In re Estate of Brumer

OPINION OF THE COURT

Per Curiam.

The proponent of the decedent’s will moved to dismiss the objection to probate filed by Mildred Kinnane, a legatee under the will, but not a distributee of the decedent. The Surrogate denied the motion. We affirm.

The proponent of the will offered for probate, who is also an attorney, its draftman, and the sole named executor, seeks dismissal of an objection to so much of the will as named him the executor. The objectant who was a close friend of the decedent for 25 years but was unrelated by blood, is a legatee under the will. The proponent’s motion to dismiss the objection is based upon the contention that since the legatee, who was bequeathed one third of the decedent’s estate, would receive nothing were the will denied probate, she had no pecuniary interest in denial and, therefore, no standing to raise objection (see Matter of Turner, 86 Misc 2d 132). The objectant responded that her interest adverse to probate existed solely with respect to so much of the will as named the proponent its sole executor. While we do not pass upon the merits of the objection, we note that it is grounded upon the allegation that the proponent inserted his name alone as executor, contrary to the allegedly declared intention of the decedent that the objectant be the executrix with the proponent serving as coexecutor to assist her in her duties and responsibilities.
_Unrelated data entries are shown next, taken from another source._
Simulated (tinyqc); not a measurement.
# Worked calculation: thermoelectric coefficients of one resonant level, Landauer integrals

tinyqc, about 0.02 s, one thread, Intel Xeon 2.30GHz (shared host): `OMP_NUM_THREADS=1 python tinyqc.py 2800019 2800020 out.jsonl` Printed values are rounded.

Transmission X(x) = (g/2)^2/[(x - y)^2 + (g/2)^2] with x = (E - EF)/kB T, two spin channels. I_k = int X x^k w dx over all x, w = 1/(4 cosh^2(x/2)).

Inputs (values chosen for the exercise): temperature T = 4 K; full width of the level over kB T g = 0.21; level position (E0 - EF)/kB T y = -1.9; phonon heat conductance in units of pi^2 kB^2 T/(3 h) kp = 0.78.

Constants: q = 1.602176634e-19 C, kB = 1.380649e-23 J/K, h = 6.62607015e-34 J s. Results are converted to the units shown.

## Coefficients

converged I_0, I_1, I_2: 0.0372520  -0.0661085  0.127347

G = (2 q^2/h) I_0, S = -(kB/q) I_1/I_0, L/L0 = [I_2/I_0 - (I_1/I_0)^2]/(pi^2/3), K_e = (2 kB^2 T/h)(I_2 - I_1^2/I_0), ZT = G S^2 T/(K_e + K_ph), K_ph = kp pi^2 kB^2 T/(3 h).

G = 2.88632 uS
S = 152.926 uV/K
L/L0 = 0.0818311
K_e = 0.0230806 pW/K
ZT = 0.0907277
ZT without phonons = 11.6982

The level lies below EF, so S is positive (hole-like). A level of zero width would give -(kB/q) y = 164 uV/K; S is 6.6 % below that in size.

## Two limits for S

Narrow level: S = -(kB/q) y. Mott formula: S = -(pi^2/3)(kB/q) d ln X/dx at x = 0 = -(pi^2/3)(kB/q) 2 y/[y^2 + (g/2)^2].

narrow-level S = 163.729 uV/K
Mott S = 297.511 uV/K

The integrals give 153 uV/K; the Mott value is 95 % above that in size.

Our concern upon this appeal is whether the objectant has satisfied the requirements for standing to file objections to the entirety or to part of a will. Under SCPA 1410, objection may be filed "to the probate of the will or of any portion thereof’, but the objectant must have an interest in property or in the *440estate, which interest would be adversely affected by admission of the will to probate. The interest involved has been defined as a pecuniary interest in Matter of Turner (supra) and in Matter of Haddock (22 Misc 2d 694, interpreting Surrogate’s Ct Act, § 147, the predecessor to SCPA 1410). The prospective adverse effect which must be shown has been defined as a prejudice to the objectant’s interest (Matter of Haddock, supra). From the nature of the objection asserted here, it is clear that the objectant’s position has a basis in SCPA 709, which provides that any person interested in a decedent’s estate may file objections to the grant of letters upon stating his or her interest and legal objections thereto. SCPA 103 (subd 36) defines a "person interested” as a person entitled absolutely or contingently to share in the estate. The instant objectant seeks nothing more than denial of probate to the provision which names the proponent as executor; in substance, she seeks denial of issuance of letters to him. Although the Surrogate noted that he found no case dealing with the precise objection sought to be asserted here, we agree with him that a liberal construction of the objection is required (see Matter of Scheu, 29 AD2d 626). We conclude, as the Surrogate did, that the objectant, as a legatee, has a sufficient interest in the qualifications of the executor named to manage the assets of the estate to object to his appointment.